I gave my answer to my personal solution about 100 pages ago on this thread and it dealt with accepting a “development group” (10% of a 2000 student class based more on SES and untapped potential of all races) who have to attend the school over an entire summer to build the skills necessary to succeed at the school. Georgia Tech runs a summer program for minority accepted students along those lines and those students have more early success than the general population of GT students. I also believe in making pathways (similar to what GT does with the HBCUs and other state schools) to reach those schools after showing academic achievement at the college level. Test optional schools are also a great path forward. There are things out there that are possibly already working but we tend to go to opposite sides when we could be looking for alternative solutions that are already working.

I certainly never suggested that it be never-ending - pretty sure no one has said that here.

But some people are, and will always be, opposed to AA for any period of time, until any goal is reached.

[quote] accepting a “development group” (10% of a 2000 student class based more on SES and untapped potential of all races) who have to attend the school over an entire summer to build the skills necessary to succeed at the school.

I also believe in making pathways (similar to what GT does with the HBCUs and other state schools) to reach those schools after showing academic achievement at the college level.

Test optional schools are also a great path forward.


Those are great ideas, especially for kids who aren’t ready academically and/or socially for college.

Why could they not work in tandem with AA, though? Why either/or?
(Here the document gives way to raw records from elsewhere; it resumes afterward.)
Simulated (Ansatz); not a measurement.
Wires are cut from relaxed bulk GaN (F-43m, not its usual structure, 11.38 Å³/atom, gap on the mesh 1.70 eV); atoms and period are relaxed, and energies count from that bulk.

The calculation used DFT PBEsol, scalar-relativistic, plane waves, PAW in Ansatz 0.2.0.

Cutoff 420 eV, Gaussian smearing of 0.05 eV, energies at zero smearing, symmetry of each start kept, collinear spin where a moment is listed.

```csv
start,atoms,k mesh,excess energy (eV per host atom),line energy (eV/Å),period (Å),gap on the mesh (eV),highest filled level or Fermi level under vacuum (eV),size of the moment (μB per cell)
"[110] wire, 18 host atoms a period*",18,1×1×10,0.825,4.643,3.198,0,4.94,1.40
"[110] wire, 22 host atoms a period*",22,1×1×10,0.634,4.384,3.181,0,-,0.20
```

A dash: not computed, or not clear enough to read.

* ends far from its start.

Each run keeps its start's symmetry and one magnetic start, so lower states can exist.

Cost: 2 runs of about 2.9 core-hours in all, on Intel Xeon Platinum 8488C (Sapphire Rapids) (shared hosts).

^ Cornell used to do just that. Not sure if they still do.

Thanks for sharing. Very interesting.

Princeton has the Freshman Scholars Institute: https://fsi.princeton.edu/

So no spoilers? Ok, I won’t be the first.

Affirmative action is often sold as helping underprivileged, low-SES kids who have faced enormous obstacles, etc. Note carefully who gets the only acceptance and the socioeconomic conditions he apparently enjoys.

@SatchelSF I have taken a look at the data and have a few comments. Not surprised to see that income is not “perfectly correlated” but there is still a significant correlation which along with some other metrics (like parental education) becomes even more significant. I still believe the IQ/SAT correlation found is outdated (because the SAT is an easier test today), but I am not arguing with the original results. I also am not on board with the fact that SAT Prep is insignificant in increasing scores (I have seen enough with my own eyes to dispute that finding). The only aside with that one is what I have seen (minorities working with testing prep books and tutors) looks to show the highest rate of return based on the data presented. The data that was the most shocking from my point of view was the amount of African American students in each decile by GPA at elite law schools (#20 table 5.1). Although the sample size was small and the data is outdated (things could have changed a lot over the last 26 years), to show that 51.6% of African Americans are at the bottom decile and that only 8% of the African American students are in the top 5 deciles of the data stings. If African American students were at the bottom of their class at elite undergrad institutions instead of elite law schools in those same numbers, that would make those schools less attractive as a destination for my family and would make me question how large of a racial preference was given in admissions decisions. I would also like to see the GPAs at each decile, because inflated GPAs at each decile would lessen the impact of the data presented.

Personal Note… My son got into Carnegie Mellon SAMS yesterday and his summer experience (whether at SAMS or if he gets into MITES and chooses that program) will probably guide whether he applies to any elite institutions. But I promise to keep my cool if someone ‘infers’ that race was the reason for any future admissions decision that come his way (But my wife is a different story).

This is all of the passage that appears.